I've actually been trying to figure out how to write this post for the last little while. Being that we are a Sanctuary, we deal with death on a somewhat regular basis, at least more regular than most. Aging bodies, stiff joints, grumpy horses, its' all a part of what we are.
But I'm sometimes taken aback by the lifecycle. I've been driving to the paying job from the Sanctuary for over 10 years. I always drive by a pair of horses. There was once a third but he left. I've never talked with the owners, I've never met the horses. I simply drive by and enjoy their brief company. In the past three years, I typically only see them on the way to work because I take a different route to pick up the kids from daycare. And with winters, I typically don't see anything but the road in front of me so it wasn't until daylight savings time that I saw the pair recently.
I was shocked to see that one hadn't weathered winter as well. It's been 10 years of driving by and I don't think they were very young when I started seeing them on my daily drive. So it was a bit of a shock to see that their age was really starting to show this year.
But the next time I drove by, the one that was aging poorly was gone. I presume that the owners did the right thing (because why would you keep old horses until the very end...at least that's my hope...and the other still remains). I'm sure that they had the one humanely euthanized but that left the other older horse alone. He has severe arthritis in his front leg. It's obvious even from a distance.
I guess I was a little shocked in knowing that one is no longer "with us". I say that loosely because I've never met him but he has been a part of my daily routine for 10 years. Now this other horse is standing in a lush pasture alone.

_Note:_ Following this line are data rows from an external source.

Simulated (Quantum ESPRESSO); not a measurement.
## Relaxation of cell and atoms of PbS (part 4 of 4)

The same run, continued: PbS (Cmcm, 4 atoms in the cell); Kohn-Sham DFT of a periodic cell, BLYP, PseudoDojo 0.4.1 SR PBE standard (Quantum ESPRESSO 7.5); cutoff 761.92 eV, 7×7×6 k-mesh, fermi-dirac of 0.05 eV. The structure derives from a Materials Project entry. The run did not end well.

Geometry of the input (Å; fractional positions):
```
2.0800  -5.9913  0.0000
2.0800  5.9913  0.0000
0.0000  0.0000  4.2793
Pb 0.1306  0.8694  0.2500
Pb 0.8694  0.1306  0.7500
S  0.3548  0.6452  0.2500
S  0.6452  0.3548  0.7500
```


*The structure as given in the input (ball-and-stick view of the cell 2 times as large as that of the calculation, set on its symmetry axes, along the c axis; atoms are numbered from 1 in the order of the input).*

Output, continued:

For some reason, I'm having a harder time adjusting to this loss and it's not even mine. I don't know either of the horses or the owners. I only drive by but when you do for 10 years, you get accustomed to certain things. I'm always looking at the countryside and looking for horses....because that's what horse crazy girls do.
So I'm a little saddened each time I see the lone horse. I'm not sure if I'm more saddened because the other horse is gone, or because the remaining horse is alone. Granted, I would never want the owners to "get tired" of the old horse and sell him at auction or try to find him a new home. That's simply too hard on them. But I worry that he's lonely, even though he's not my horse and I don't know him or the situation.
How odd that I would feel sad. It's simply the lifecycle and its' a fact of life. And I've been around this type of lifecycle for 10 years as well but it still for some reason is harder for me to take. Maybe because its' always harder on those that are left behind.
I don't know. I was going to write this post way more eloquently but I can't seem to find the words. My mind just keeps going back to the lone horse.
Odd how even though I don't know the horse, know that it's simply a fact of life, and that he's actually had a pretty pampered life (lush pastures all the time, plenty of food, and shelter) I still feel bad for him. There are plenty more that don't get such a good life. It's simply hard to watch as people and animals grow up, and grow old.
Maybe it's having kids and realizing that life goes by so much quicker now. I dunno. I'm sure I'm not making any sense. It's just taken me a little bit to adjust to a different "routine".